Hash Maps (Maps)

Thus far in the text, we have only discussed storing keys in a data structure, and we have discussed numerous data structures that can be used to find, insert, and remove keys (as well as their respective trade-offs). Then, throughout this chapter, we introduced the Hash Table, a data structure that, on average, performs extremely fast (i.e., constant-time) find, insert, and remove operations.

However, what if we wanted to push further than simply storing keys? For example, if we were to teach a class and wanted to store the students’ names, we could represent them as strings and store them in a Hash Table, which would allow us to see if a student is enrolled in our class in constant time. However, what if we wanted to also store the students’ grades? In other words, we can already query a student’s name against our Hash Table and receive “true” or “false” if the student is in our table or not, but what if we want to instead return the student’s grade?

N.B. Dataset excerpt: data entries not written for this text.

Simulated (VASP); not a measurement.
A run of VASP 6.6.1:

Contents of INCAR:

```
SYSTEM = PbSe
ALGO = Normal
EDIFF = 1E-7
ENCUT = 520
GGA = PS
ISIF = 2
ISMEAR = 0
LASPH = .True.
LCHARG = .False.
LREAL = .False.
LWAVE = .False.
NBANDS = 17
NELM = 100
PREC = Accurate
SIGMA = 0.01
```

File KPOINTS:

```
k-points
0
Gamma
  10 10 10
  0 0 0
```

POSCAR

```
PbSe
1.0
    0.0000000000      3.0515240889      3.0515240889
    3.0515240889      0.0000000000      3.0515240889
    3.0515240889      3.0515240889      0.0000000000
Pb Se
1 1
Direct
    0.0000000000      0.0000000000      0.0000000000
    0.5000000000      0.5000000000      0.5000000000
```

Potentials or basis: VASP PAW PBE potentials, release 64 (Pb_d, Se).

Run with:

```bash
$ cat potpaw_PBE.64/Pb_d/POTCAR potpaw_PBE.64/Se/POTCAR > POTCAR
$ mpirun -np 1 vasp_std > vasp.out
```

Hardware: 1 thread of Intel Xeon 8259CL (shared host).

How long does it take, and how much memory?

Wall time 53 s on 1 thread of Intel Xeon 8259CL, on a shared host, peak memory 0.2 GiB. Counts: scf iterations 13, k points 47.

The functionality we have described, in which we query a key and receive a value, is defined in the Map ADT, which we will formally describe very soon. After discussing the Map ADT, we will introduce a data structure that utilizes the techniques we used in Hash Tables to implement the Map ADT: the Hash Map.

Sad Fact: Most people do not know the difference between a Hash Table and a Hash Map, and as a result, they use the terms interchangeably, so beware! As you will learn, though a Hash Map is built on the same premise as a Hash Table, it is a bit different and arguably more convenient in day-to-day programming.

Note: If you have experience programming in Python and have used a Python dictionary, then congratulations! You have been using a Hash Map all along and are already one step (no pun intended) ahead of us! If you have no clue what we are talking about, then read on!

As we mentioned in the previous step, our goal is to have some efficient way to store students and their grades such that we could query our data structure with a student’s name and then have it return to us their grade. We could, of course, store the student names and grades in separate Hash Tables, but how would we know which student has which grade?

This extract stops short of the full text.